Audio By Carbonatix
Ethnomusicologist and lecturer Professor John Collins has discounted claims that Liberians may be the true originators of highlife.
This comes on the back of several contestations of the origin of the genre which has been widely touted to be Ghanaian.
Contrary to the notion that the Kru Sailors from Liberian teaching Ghanaian guitarists how to play the western guitar with two-finger-picking technique means they introduced the genre, Professor Collins has said, that does not make them owners of the genre.
He told Kwame Dadzie on Joy FM’s Showbiz A-Z although some Western African countries als do highlife, Ghanaians are on record to have created the genre in the 1920s.
"The Kru players developed distinct ways of playing the guitar on the high seas in the 19th century. Kru's were recruited on board a lot of slave ships by the Europeans and Americans. So they picked up the Spanish guitar but they didn't use the Spanish way of playing or picking the strings. They used the typical African style like King Ayisoba - the way Africans play the lute.
That's what the Kru people spread down the coast of West Africa but it wasn't highlife. It was a sort of an element of highlife. In Ghana, it was absorbed into the Osibisaba music and in Sierra Leone the Maringa, and in Nigeria, juju music," he said.
Although some countries keep laying claim to highlife, people like Professor John Collins have over the years attributed the origin to Ghana in various books, workshops and documentary.
In the meantime, the United Nation's Educational, Scientific and Cultural Organisation is considering listing highlife as Ghana's intangible cultural heritage.
A few weeks ago, Ama Serwah Nerquaye-Tetteh, the Secretary General of the Ghana Commission for UNESCO, mentioned that highlife will be listed by UNESCO as Ghana’s intangible heritage soon.
This comes after series of engagements and conferences organised by the Ghana Folklore Board and the Ghana Cultural Forum to discuss plans by which Ghana’s highlife can be listed as a UNESCO’s list of Intangible Cultural Heritage (ICH).

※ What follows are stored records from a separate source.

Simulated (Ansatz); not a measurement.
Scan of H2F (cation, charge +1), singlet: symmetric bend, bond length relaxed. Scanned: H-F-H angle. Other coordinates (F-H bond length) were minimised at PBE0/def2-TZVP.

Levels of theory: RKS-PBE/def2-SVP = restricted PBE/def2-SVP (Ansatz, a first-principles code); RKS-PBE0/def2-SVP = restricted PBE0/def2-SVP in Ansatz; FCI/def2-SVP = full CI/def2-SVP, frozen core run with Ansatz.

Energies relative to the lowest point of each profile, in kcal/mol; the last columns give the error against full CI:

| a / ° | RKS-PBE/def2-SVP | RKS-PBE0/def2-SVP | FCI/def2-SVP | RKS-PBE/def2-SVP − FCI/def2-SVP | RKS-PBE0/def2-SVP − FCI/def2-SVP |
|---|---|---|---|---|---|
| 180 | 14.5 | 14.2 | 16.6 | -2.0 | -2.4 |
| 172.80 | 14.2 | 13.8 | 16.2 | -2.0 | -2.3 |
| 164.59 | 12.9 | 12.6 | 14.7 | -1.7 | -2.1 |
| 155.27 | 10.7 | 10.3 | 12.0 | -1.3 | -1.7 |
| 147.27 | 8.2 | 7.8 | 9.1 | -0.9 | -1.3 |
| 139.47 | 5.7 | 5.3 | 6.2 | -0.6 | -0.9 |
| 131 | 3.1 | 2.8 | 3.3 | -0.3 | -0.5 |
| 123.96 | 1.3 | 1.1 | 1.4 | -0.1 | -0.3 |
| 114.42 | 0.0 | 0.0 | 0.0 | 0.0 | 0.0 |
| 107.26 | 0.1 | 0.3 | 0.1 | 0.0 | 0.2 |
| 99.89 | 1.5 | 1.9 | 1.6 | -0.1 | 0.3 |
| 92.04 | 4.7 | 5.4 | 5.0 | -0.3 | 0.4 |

An intangible cultural heritage (ICH) is a practice, representation, expression, knowledge, or skill considered by UNESCO to be part of a place’s cultural heritage.
Intangible heritage consists of non-physical intellectual wealth, such as folklore, customs, beliefs, traditions, knowledge, and language.
Intangible cultural heritage is considered by member states of UNESCO in relation to the tangible World Heritage, focusing on intangible aspects of culture.
Jamaica’s reggae and Congo’s rhumba are some music genres listed by UNESCO as intangible heritage.